OPERA REVIEW : Met Introduces Corigliano’s ‘Ghosts’


There was a sight at the Metropolitan Opera Thursday night so rare that probably very few in the sold-out theater could have witnessed it before. A composer and librettist took a curtain call.

More wondrous still, John Corigliano and William M. Hoffman received a deafening, rapturous standing ovation. They got flowers and garlands from the audience. They got hugs and kisses from the conductor, James Levine, and from members of the cast. First-time opera men both, they looked disbelieving, stunned.

In fact, “The Ghosts of Versailles,” commissioned by the Met and its first premiere in nearly a quarter-century, achieved on its first night the kind of popular triumph that composers, librettists and opera companies hardly dare even fantasize these days.

Its performance was entrusted to a dream cast, headed by a radiant Teresa Stratas, the reclusive soprano herself an increasingly rare sight at the Met or any other opera house. The opera was made resplendent by the kind of stylish and visually illuminating production that--at least when it refrained from camp excesses--is yet another scarcity here. And it was treated to an unprecedented eight weeks of rehearsal, ensuring finesse (from a cast of some 40 players) that is far removed from the haphazard happenings of an average Met night.


But there is also a lot that is not at all unfamiliar to the Met, and that no doubt had a great deal to do with the opera’s ecstatic reception, and is just as likely to make “The Ghosts of Versailles” controversial. An opera about opera, it is populated by characters all opera-goers know like family--Figaro and Susanna, the Count and Countess--the characters from “Le Nozze di Figaro,” and “Il Barbiere di Siviglia.”

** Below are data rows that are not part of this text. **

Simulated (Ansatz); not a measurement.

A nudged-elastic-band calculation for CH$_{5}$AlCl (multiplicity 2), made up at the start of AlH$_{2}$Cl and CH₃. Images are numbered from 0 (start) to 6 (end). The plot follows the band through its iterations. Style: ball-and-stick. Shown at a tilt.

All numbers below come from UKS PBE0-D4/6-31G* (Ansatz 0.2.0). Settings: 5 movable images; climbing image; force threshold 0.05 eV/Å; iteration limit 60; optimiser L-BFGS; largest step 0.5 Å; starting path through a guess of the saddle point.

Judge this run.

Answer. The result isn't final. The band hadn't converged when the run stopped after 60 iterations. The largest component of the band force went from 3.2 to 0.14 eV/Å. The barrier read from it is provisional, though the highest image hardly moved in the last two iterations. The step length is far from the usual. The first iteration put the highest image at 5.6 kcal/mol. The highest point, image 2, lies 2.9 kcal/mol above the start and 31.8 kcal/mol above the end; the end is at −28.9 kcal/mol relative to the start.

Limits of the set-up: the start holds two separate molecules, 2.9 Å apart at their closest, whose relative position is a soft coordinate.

Likewise, Corigliano’s score is rich in specific allusions to Mozart and Rossini operas and written in a musical style nostalgic for Richard Strauss at his most nostalgic. But then second-hand nostalgia is the conceit of the opera itself.

Hoffman’s inventive, often witty and deliberately intricate libretto (its synopsis requires four pages of the program) involves an entertainment for ghosts of the French aristocracy executed during the Revolution. The ghost of Beaumarchais (the playwright of the Figaro plays upon which the Mozart and Rossini operas were based) falls in love with the ghost of Marie Antoinette, and he proposes a new opera about Figaro in which he attempts to change history and save the queen’s head.

Time and place become increasingly confused. Figaro assumes a mind of his own, and Beaumarchais enters into his opera-within-the-opera to confront him. After two very long acts that offer everything from Marx Brothers-inspired farce to a finale of great poignancy, Marie learns to accept her death, and in her transcendent final aria joins Beaumarchais in an eternity of love.


All of this is accomplished through a series of show-stopping arias and one coup de theatre after another. A vibrant and athletic Gino Quilico, gets a Figaro aria to end all Figaro arias. Tenor Graham Clark, who portrays the villainous Begearss like a silent-movie nasty, slinks about magnificently in an excessively theatrical “Worm” aria. Marilyn Horne hams it up impossibly as Samira, an Egyptian singer in a slapstick Turkish court.

Corigliano has also provided moments of great sensual beauty in a love duet for the Countess and Cherubino (yes, he comes back, too, in a flashback of a flashback); music of deep feeling for Beaumarchais (the very sympathetic Hakan Hagegard) and sticky sentimentality for Marie Antoinette that pervades the evening and is saved only by the sheer, affecting presence of Stratas, whose beaming soprano still sounds fresh and for whom every measure and every gesture appears a matter of great importance.

Much of this is a Corigliano we have heard before: the ghostly bits from his film score to “Altered States”; the stagy music from his theatrical concertos; the righteous nostalgia in his recent AIDS symphony, which received its Southern California premiere on Wednesday courtesy of the Pacific Symphony in Orange County. And it is a question of just how digestible it would all be without John Conklin’s surrealistic sets, which make the stage look like a miraculous, ever-changing invention, or Colin Graham’s clear-headed stage direction.

Levine conducts the huge, uniformly strong cast with fervent authority.


The opera will be broadcast Jan. 4 at 10 a.m. on the regular weekly Met broadcast, stations vary, and televised on PBS next season.